According to Josh O’Neill, co-founder of Locust Moon – a comics shop and small press in Philadelphia -- the idea for the comics anthology he edited, Little Nemo: Dream Another Dream came about three years ago: a collection of new comic strips created in homage to early-20th-century artist Winsor McCay and his famous newspaper strip “Little Nemo in Slumberland.” In fact, O’Neill calls the book “a love letter to one of the most important American artists, and to the infinite possibility of the comics page.”

From the beginning, the project received enormous support from the comics community, and Locust Moon worked with 140 top cartoonists and artists to bring the book to life. Publishers Weekly gave Little Nemo: Dream Another Dream a starred review, saying that the “dazzling contributions reinterpret the visual splendor of McCay’s masterpiece without slavishly copying it” and calling it “more than just a book, this is a treasure—the stuff that dreams are made of.”

Locust Moon Press had already independently published a few works (including the Harvey Award-nominated Once Upon a Time Machine), but O’Neill and his team knew they were going to need additional funding to print Little Nemo in full color and at the size they wanted: 21 in. by 16 in. So they turned to Kickstarter, did a lot of research, and even launched a smaller campaign as a dry run. All their work paid off because by the time the Little Nemo campaign had finished, Locust Moon had tripled its original goal of $50,000. O’Neill is adamant about the importance of crowdfunding, calling it “the future of publishing.”

“It's a democratic way of funding creative projects, and it makes amazing things possible,” he says. “The old models are breaking down. There won't always be a need for this massive framework of funding, promotion and distribution. People will be able to speak directly to their audience, without having to submit to someone else's delivery mechanism and pay their toll.”

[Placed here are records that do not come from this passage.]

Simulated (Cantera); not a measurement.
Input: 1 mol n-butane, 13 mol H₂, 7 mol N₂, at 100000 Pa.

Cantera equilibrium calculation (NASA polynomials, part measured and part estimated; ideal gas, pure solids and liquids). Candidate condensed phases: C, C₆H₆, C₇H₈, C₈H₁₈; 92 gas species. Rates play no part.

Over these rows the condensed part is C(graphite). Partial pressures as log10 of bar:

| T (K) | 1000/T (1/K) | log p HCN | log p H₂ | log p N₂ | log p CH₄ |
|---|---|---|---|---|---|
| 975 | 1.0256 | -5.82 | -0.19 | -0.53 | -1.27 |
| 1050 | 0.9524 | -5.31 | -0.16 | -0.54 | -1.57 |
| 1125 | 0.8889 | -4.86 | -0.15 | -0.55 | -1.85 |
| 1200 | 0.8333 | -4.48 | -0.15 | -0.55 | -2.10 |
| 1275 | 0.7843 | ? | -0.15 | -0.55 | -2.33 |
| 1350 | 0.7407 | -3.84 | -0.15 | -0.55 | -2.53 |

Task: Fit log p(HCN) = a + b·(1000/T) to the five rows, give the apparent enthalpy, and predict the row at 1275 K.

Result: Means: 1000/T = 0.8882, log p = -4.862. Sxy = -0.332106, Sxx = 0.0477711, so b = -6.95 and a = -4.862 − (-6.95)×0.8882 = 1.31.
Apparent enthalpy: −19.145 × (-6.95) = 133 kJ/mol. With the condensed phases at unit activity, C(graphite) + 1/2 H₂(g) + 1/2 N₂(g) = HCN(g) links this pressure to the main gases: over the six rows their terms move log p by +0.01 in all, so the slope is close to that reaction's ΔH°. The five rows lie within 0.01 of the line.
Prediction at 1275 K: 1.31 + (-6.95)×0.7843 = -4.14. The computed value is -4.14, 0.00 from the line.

"If you don't believe that what you're doing is important, then you're just another sweaty salesman."
Here are O'Neill's three tips for self-publishing success.

Find Your Audience

“Figure out who you think your audience is, and find the most direct ways possible to reach out to those people. Call them on the phone. Hell, knock on their door.”

Get Involved

“Be open with your supporters – invite them behind the scenes, into your process. They aren't your customers – they're your fellow travelers. The interchange between you can lift everyone up.”

Believe in Your Work

“We were very hopeful and optimistic about the prospects of the campaign, but we were stunned at the incredible groundswell of support. It really felt as though the whole comics industry had suddenly united to honor Winsor McCay and celebrate the brilliant artists who'd paid tribute in our edition. We could never have imagined that level of passion. It was magical…Only make work that you believe in with the white-hot passion of a collapsing star. A soul-scouring grind of non-stop self-promotion lies in front of you. If you don't believe that what you're doing is important, then you're just another sweaty salesman.”